Projecting Data Basis

Data basis is a function of:

  • Transaction volume;
  • Data structure complexity; and
  • Number of reports, level of detail, and content requirements.

Transaction volume.  Transaction detail represents the richest source of information about financial and other events captured by a system.  As part of transaction processing, information entered about individual events is augmented with data from master tables according to business rules that constitute the accounting model in place at that point in time.  Depending on SAP module and configuration options implemented, detail transaction files (e.g., SD COPA CE1 table) are posted in addition to various summary balances in the SAP data model[5].

In principle, a cumulative inception-to-date transaction file plus the related effective-dated reference tables could be the source data for all types of operational reporting.  Projecting data basis for this reporting architecture would be relatively easy:  total gigabytes of transaction files that would have to be scanned for each report, taking into account the number of reference table joins that would have to be performed as part of processing, extended by the frequency for reports over a period of time, would be the data basis for this kind of reporting load.

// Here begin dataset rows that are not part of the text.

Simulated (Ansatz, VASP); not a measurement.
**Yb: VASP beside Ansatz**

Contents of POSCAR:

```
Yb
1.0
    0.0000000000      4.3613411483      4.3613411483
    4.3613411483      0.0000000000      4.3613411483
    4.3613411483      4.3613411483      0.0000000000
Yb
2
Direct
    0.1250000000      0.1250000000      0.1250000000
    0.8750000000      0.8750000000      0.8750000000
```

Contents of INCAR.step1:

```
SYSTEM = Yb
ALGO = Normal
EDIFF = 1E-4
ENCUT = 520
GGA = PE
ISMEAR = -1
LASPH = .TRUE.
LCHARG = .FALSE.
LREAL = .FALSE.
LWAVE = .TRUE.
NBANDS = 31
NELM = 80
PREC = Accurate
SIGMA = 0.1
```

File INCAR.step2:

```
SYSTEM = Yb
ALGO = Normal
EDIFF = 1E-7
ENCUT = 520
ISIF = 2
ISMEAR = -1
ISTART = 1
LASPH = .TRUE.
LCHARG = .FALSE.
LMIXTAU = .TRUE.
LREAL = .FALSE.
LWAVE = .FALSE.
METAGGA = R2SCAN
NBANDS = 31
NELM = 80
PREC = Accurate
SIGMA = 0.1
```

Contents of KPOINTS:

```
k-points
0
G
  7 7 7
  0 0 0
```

Taking the Keebler SD case as an example, 120,000 1,608-byte CE1 transaction records per day comes out to about 4.5 gigabytes per month or 111 gigabytes for the two years of history.  The 45 basic reports actually represent an average of about 5 alternate sequences per report, so taking into account the repetitive aspects of daily, weekly, and monthly cycles, there are about 700 elemental reports that have to be produced to accomplish the basic high data-basis monthly reporting requirement.  Producing one set of all reports directly off the detail would mean a data basis of something like 2.8 terabytes, clearly an impractical load to process at a rate of several hours per gigabyte, or even at a rate of several gigabytes per hour. 

For audit trail or archive reporting purposes, there is no way around facing up to the volumes associated with cumulative transaction files, unless these requirements simply are ignored[6].  However, for most summary reporting purposes, effectively designed summary files can dramatically reduce the data basis required to accomplish these requirements.  The degree to which data basis reductions can be realized though use of summary file schemes depends primarily on data structure complexity.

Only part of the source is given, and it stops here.